Wednesday, July 18, 2007

Fully Known

Real Life Preacher has a wonderful blog on the difficulties of truly knowing and expressing who we are.

One of the poems in Walt Whitman's "Leaves of Grass" is called, "Song of Myself." That poem caught my attention the first time I read it, and I have contemplated its meaning many times since. Singing the song of yourself has a thrilling and dangerous appeal, like skinny-dipping or hitchhiking across the country with only twenty bucks in your pocket. Many times I have wanted to sing the song of myself, but I’ve never been willing to take the time or pay the price.


You can read the rest here.

I found myself very moved by this posting. I posted this comment.

Your words moved me deeply. I often reflect on Paul's words, "then I shall know fully, even as I am fully known." There appears (at least in the English translation) to be some ambiguity about whether the second part means, 'even as I am fully known now' or 'even as I will then be fully known.' The promise that I will be one day fully know seems to be a promise. The thought that God knows me fully now I find rather more terrifying.

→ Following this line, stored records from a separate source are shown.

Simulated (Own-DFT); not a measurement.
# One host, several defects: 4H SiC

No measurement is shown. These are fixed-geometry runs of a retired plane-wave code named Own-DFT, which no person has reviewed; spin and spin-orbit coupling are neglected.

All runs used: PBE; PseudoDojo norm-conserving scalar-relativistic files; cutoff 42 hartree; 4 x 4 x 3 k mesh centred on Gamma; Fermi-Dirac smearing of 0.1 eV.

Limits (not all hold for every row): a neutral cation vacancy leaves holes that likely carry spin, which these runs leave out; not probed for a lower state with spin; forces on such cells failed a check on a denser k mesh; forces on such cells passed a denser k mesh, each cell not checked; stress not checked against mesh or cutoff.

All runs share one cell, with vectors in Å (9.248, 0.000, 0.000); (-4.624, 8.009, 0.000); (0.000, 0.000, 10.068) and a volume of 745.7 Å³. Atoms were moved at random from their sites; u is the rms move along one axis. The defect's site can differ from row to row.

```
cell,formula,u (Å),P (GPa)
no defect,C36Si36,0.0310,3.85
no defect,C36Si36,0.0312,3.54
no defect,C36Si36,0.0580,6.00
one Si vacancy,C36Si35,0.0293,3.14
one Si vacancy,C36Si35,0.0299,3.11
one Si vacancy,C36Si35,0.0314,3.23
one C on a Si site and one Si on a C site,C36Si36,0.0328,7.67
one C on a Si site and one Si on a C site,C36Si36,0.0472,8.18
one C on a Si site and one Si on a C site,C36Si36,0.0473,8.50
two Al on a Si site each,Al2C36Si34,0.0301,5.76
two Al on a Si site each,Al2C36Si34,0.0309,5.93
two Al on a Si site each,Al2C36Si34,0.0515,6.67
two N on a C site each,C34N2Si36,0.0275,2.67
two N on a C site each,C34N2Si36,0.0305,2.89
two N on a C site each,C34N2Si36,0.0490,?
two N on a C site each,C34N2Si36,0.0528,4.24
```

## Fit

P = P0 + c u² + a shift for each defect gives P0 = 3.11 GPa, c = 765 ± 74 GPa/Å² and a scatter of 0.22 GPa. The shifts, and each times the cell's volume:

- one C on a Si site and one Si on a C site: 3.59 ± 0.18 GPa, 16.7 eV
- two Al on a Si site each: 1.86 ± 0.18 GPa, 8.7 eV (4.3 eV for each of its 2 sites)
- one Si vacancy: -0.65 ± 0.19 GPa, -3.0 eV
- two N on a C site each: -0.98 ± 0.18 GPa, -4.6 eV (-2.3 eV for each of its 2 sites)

The issue of sharing what I know of myself with others seems really complicated. A few of my friends and I have a little reading group and when we last met we talked about the problem of autobiography - that when I reveal something of myself it usually means I'm revealing something of those close to me. I find the same blogging, that I try to protect my friends' privacy as I write about my stuff. This just gets added to the fear that comes from singing the song of myself.


I reflect on the passage from Corinthians almost daily. At some church meetings once I asked a friend something about one of the bishops. He responded that if transparency was a quality of the episcopacy then we had few bishops in the church. I laughed but I've thought of that comment often because I don't think transparency is something only bishops should aspire to. Yet I see all the pitfalls RLP sees in expressing who you truly are and more. My own capacity for self-deception is great and so I struggle with whether I actually know myself well or not. And then, while I long to be fully known I am plagued by the fear that if I was fully known I wouldn't be liked because all those yucky parts of who I am would be out there.

I think the problem is a bigger one than just trying to know and express ourselves. The philosopher and novelist Iris Murdoch was concerned to show in her novels how we are constantly writing scripts in our head in which we are the main character and everyone else is just there to play a role in our drama. The critical moment in her novels come when the main character actually sees the other person and sees him/her as s/he is and not as an extension of himself or herself. She picked up Simone Weil's idea of the importance of 'paying attention.' So if we are to pay attention to ourselves, to know ourselves and to find expression for ourselves it can't be at the expense of knowing others, of paying attention to others. And this ties in to another comment left by someone on RLP's blog, that we aren't individual constructions but only exist in relationship to others. So the song of myself is essentially always a multi-voice polyphony.